BARCELONA, Spain--Earlier today, while working the main games floor at Microsoft's X06 event, we had an opportunity to get our hands on the Xbox 360 version of Battlestations: Midway for the first time. Set in World War II, the game focuses entirely on vehicular action with just a sprinkling of real-time strategy. We spent around 20 minutes playing the game today, and in that time we were able to take the controls of battleships, aircraft carriers, and at least three different types of planes.
At the start of your Battlestations tour of duty, you'll assume the role of a lowly gunner at Pearl Harbor, but as you progress through the game, you'll gain promotions and, in doing so, earn the right to command and commandeer an increasing number of vehicles. In the demo level that we played, which tasked us with assaulting enemy structures on an island while protecting our aircraft carrier at all costs, we were able to instantly jump between two battleships, an aircraft carrier, and squadrons of Wildcats, Avengers, and the like. The finished game will also let you take the controls of submarines, but these weren't present in the X06 demo. You'll purportedly be able to command up to 60 units simultaneously by the time you reach the end of the game, though not all of those units will be available for you to jump into at any time; rather, if you have a squadron of four Wildcats in the air, for example, one of them will be available for you.

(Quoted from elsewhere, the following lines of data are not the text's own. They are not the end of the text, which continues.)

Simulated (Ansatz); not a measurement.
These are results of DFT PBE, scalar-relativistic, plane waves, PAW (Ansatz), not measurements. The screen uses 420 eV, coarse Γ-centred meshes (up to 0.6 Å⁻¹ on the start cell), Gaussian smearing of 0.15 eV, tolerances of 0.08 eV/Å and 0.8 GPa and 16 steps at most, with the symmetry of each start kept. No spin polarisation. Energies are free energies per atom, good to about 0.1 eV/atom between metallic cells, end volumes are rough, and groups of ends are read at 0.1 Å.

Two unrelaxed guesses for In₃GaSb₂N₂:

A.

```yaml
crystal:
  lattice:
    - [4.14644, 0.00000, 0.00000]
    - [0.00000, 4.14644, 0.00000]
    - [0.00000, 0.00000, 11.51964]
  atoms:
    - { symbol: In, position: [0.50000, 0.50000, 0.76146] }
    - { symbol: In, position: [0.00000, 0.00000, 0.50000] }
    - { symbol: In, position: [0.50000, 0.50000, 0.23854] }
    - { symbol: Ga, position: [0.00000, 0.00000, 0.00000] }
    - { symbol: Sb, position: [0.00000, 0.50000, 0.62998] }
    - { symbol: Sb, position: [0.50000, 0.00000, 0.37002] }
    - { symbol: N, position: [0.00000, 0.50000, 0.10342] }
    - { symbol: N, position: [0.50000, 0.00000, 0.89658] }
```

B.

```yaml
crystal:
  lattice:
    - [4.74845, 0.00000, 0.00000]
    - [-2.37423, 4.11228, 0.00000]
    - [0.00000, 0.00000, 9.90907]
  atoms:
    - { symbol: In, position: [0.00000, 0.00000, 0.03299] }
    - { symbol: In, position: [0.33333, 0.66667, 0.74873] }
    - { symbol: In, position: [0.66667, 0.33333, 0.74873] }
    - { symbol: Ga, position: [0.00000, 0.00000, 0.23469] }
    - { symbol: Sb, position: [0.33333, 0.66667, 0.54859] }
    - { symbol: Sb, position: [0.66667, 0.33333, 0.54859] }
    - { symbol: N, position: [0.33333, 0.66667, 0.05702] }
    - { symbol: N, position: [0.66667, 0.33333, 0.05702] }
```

Although the artificial intelligence in Battlestations: Midway is quiet capable of defending itself, you'll be the one calling the shots as far as offensive actions are concerned. Using a surprisingly uncomplicated map system, you'll be able to select any unit on the battlefield and then direct it to any location or target on the map. Once you've done that, you can choose to just leave the unit to its own devices; take control of it immediately; or, as we were doing, try to take its controls just as things were about to get interesting. Flying a torpedo plane toward a target that's a long way away isn't that much fun, after all, but jumping into the cockpit just moments before dropping its payload is great, especially since the game features an optional bomb/missile/torpedo camera that lets you get up close and personal with targets as they take damage.
We found the controls in Battlestations: Midway to be very intuitive for the most part, although advanced controls--such as assigning men aboard a ship to take care of fires and the like--will be available for those of you who are willing and able to spend time managing that stuff. You'll also get to decide what types of planes take off from your aircraft carrier and when, but like just about everything in the game, it's difficult to think of any way in which the process could be made simpler.
The ease with which we were able to pick up Battlestations: Midway wasn't all that impressed us about the game--its visuals also promise to be something of a treat, with a level of detail that extends to seeing guys going about their business onboard ships. Another nice touch was the "old film" camera filter that we were shown (which you might have to unlock in the finished game), which added lines, a slightly grainy texture, and sepia-tinted coloring to the whole screen.
When it's released early next year, Battlestations: Midway will boast multiplayer support for up to eight players in addition to its single-player campaign. We look forward to bringing you more information on those features and more as soon as it becomes available.